Actually, he was also for the race card while he was against it.
RNC Chairman Michael Steele, in a Good Morning America interview this morning, said that both he and President Obama are given “slimmer margins of error” because they are black, a sharp departure from what he has said in the past (at least, where President Obama is concerned). Steele hasn’t shied away from using his race to deflect the scrutiny of outsiders in the past, while ruling out race as a factor in criticism of the President. That all changed today, and it could mark the end of Steele’s teflon reign.
When Steele was asked to respond to Jimmy Carter‘s assertion that “much of the intensely demonstrated animosity” toward President Obama was due to race, Steele dismissed the notion out of hand, but when it came to media scrutiny of the job that Steele was doing, it was a different story:
But there’s an edge to his voice when he talks about a double standard that he believes has been applied by his critics, and he posits racism as the cause: “I don’t see stories about the internal operations of the DNC that I see about this operation. Why? Is it because Michael Steele is the chairman, or is it because a black man is chairman?”

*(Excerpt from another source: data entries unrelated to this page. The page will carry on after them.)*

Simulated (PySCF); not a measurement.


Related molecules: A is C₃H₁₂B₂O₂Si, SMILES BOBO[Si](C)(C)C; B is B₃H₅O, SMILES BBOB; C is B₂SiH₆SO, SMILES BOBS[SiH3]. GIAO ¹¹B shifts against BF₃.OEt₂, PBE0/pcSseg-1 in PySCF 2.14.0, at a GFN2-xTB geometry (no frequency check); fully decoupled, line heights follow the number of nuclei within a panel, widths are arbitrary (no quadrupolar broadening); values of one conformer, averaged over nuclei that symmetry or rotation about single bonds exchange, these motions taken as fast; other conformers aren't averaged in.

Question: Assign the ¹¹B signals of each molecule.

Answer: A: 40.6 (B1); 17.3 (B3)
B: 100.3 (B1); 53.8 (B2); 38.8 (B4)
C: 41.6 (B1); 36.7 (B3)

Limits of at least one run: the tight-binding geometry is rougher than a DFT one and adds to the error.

To their credit, conservative blog Hot Air was all over this:
For all the grief we give O-bots for playing racial politics in defense of their guy, has Obama himself played it as much as Steele has? Remember, Steele claimed that some white Republicans fear him and sat passively while D.L. Hughley said the convention looked like a Nazi rally. In fact, he once played the race card on Obama himself in questioning why the White House was pressuring David Paterson to retire. Has The One hit this theme as much as he has?
Of course, Steele is entirely correct that prominent black people often face the double-standard he describes. Today’s statement was fairly mild, and entirely reasonable. It also validates what many have said about the President’s most intense critics.
But this doesn’t just cut against Steele in that it can be spun as a defense of the President. No, Steele’s true crime is that he has done what Andrew Breitbart describes as the “worst thing you can do in America,” accusing someone of racism, to his critics within the Republican party. Although replacing Steele so close to an election would be inconvenient, the hue and cry over this unforgivable sin may force the RNC’s hand.